At some point, you've driven by or visited a house that grabbed your attention the moment you saw it. I'm not talking about the look of the house per se. I'm referring to the overall good feeling you experienced as you took in the view. What you were enjoying was curb appeal. - Curb appeal is just what the name implies: the appeal of a house and landscape as you view them from the street or curb. It has nothing to do with the size or grandeur of the house. Instead, it relates to the sense of balance and harmony of the landscaping with the house. It's often a personal experience, sometimes difficult to put into words. Many times what gives a house curb appeal is the collective subtleties throughout the landscape. Here are some specifics to help you zero in on making your own landscape more "curb appealing."
Joe Lamp'l, host of "GardenSMART" on PBS, is a master gardener and author. For more information, go to www.joegardener.com.
When plants and trees are of an appropriate size to the house, or "in scale," they are neither too large nor too small. Trees and shrubs shouldn't overpower the house, yet at the same time, you shouldn't have to strain to notice them.
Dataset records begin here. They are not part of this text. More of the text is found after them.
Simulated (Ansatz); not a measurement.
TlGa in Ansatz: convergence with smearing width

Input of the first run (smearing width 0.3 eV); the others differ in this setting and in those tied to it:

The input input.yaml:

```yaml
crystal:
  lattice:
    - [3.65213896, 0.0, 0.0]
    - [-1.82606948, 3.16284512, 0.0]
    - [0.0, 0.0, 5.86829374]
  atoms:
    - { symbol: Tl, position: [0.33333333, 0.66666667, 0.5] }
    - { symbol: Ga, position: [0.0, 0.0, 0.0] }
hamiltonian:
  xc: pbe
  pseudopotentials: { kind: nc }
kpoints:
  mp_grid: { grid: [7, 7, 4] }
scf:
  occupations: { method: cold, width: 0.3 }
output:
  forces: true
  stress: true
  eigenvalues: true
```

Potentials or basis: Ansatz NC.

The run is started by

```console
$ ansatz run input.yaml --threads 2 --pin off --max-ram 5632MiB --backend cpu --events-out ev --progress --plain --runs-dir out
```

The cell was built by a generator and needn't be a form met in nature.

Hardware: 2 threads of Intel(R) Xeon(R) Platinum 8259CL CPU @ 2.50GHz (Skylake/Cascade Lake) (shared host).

Balance in a landscape can be described as "visual weight." You don't have to have a symmetrical, mirror image of the right-side plantings with the left, although in a formal landscape this is often the case. For most homes, an informal landscape is more appropriate and inviting from the street. Symmetry can still be achieved by placing trees, shrubs or flowers so that generally what's on one side mimics the other, through size, form, layers, texture and color.
In a formal landscape, straight lines are the norm rather than the exception. But homes with curb appeal are most often characterized by soft, eye-pleasing curved walks and beds. They imply, "Stroll on up here, have a seat and stay awhile. You're welcome here." Conversely, straight lines say, "Hurry up, get your business done and move on."
When planting beds, especially when using shrubs or trees, think in terms of odd-numbered quantities. From a design standpoint, our eye tends to be more comfortable with odd numbers of plants. In most home landscapes, a more informal, asymmetrical look and feel is appropriate. Odd-numbered plantings help to accomplish this. The exception would be a formal landscape design, when you are deliberately trying to achieve symmetry - in which case even numbers and mirror images work best.
One of the easiest ways to help create curb appeal is to choose plant colors that complement the house, without being distracting. In fact, in a house with curb appeal, the landscape plants blend together seamlessly with the house color scheme. Don't place much weight on flower color; it's fleeting, after all. Instead, choose plants for their foliage colors.
Layers mimic nature, and nature is the best case of curb appeal on a grand scale. Layers abound, from ground covers to the tallest trees. A variety of layers will make a hugely positive difference.
Landscapes that please the eye do so by mixing things up. But don't overdo it; just like loud colors, too many plant types can be confusing and distracting to the eye. A few groupings of different plants, trees and shrubs provide enough change without going overboard.